Legislator confident Ky. ID issue will be resolved
Kentucky has gotten a temporary reprieve on a regulation that threatens to make state-issued driver’s licenses invalid identification for uses such as flying commercially or entering federal facilities such as Fort Campbell. A state legislator said he’s confident a permanent fix will come this legislative session.
The state is still not in compliance with the federal REAL ID law – enacted in the wake of the 9/11 terror attacks to tighten regulations regarding identification documents. REAL ID was signed into law by then-President George W. Bush in 2005. As a result of not being REAL ID complaint, Kentucky-issued IDs like driver’s licenses will not be accepted forms of ID for air travel as of January 2018.

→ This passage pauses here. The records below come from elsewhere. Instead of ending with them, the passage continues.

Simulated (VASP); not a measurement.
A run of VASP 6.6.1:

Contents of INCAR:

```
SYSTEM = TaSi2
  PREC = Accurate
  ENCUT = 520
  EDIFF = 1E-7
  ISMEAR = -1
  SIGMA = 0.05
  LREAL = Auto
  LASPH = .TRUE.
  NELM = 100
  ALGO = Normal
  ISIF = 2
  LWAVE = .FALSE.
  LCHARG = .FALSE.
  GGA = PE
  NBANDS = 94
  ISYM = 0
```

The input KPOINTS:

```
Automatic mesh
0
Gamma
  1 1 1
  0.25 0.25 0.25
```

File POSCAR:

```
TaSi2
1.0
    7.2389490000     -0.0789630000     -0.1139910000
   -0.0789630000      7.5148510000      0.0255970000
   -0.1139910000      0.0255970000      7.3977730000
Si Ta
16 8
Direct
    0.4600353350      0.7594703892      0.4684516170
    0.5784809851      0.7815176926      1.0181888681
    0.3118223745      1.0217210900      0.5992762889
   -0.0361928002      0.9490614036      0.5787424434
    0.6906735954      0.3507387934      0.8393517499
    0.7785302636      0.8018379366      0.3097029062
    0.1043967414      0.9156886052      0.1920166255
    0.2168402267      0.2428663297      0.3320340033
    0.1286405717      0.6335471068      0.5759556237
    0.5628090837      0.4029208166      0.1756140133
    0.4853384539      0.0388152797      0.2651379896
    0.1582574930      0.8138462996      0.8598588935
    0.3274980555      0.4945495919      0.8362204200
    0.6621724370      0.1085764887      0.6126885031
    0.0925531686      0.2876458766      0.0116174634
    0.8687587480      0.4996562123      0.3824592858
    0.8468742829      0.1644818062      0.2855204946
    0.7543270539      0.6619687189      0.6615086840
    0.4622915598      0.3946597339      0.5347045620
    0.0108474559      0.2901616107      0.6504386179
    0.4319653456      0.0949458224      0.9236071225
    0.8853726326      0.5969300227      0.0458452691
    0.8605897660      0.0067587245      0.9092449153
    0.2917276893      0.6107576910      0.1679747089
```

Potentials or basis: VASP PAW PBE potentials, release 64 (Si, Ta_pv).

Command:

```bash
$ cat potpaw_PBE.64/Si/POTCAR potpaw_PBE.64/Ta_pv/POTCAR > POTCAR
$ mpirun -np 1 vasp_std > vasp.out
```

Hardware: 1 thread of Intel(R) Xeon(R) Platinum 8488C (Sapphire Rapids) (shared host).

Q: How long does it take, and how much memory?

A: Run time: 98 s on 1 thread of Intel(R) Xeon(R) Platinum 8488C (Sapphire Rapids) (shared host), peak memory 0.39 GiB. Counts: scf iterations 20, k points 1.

Only eight states, including Kentucky, are not compliant with REAL ID. Passports will be the primary form of ID needed to board commercial flights unless the issue is resolved.
“Central issuance” is the main stumbling block, Ryan Watts, executive director of the Kentucky Transportation Cabinet Office of Public Affairs, said previously. In Kentucky, residents can get driver’s licenses at 144 locations; the REAL ID law calls for a more centralized system with rigorous background checks for employees of the issuing agency.
The Kentucky licenses would not have been valid IDs for entering federal facilities like military bases as of Jan. 31, but the Department of Homeland Security on Jan. 19 granted an extension to June 6. The extension was granted based on “the plans of your administration and legislative leaders to move forward on a legislative solution and their expectation that a vote will occur in the 2017 legislative session,” according to a letter to Gov. Matt Bevin’s office from the Department of Homeland Security.
And that’s exactly what Rep. Jim DuPlessis, R-Elizabethtown, expects to happen. DuPlessis and Myron Dossett, R-Pembroke, are sponsors of House Bill 77 that aims to make Kentucky REAL ID compliant.
“We will do something before the end of the session,” DuPlessis said. “Right now, we are in a holding pattern.”
That holding pattern is based on uncertainty about how the Trump administration will handle the REAL ID law. Whether it is left as is or amended, DuPlessis said legislators will respond accordingly.
It appeared the issue had been resolved in the last legislative session, but Bevin vetoed a measure to make the state REAL ID compliant.
“Good governance demands the courtesy of time needed to better understand and discuss the difference between REAL ID as originally envisioned by its authors, and the minimal and voluntary requirements authorized by” the bill, Bevin wrote of his veto.
DuPlessis said that shouldn’t happen this time around.
“We’ve been working with (Bevin’s) office. The governor’s aware, everyone’s aware” of the importance of addressing the issue, he said.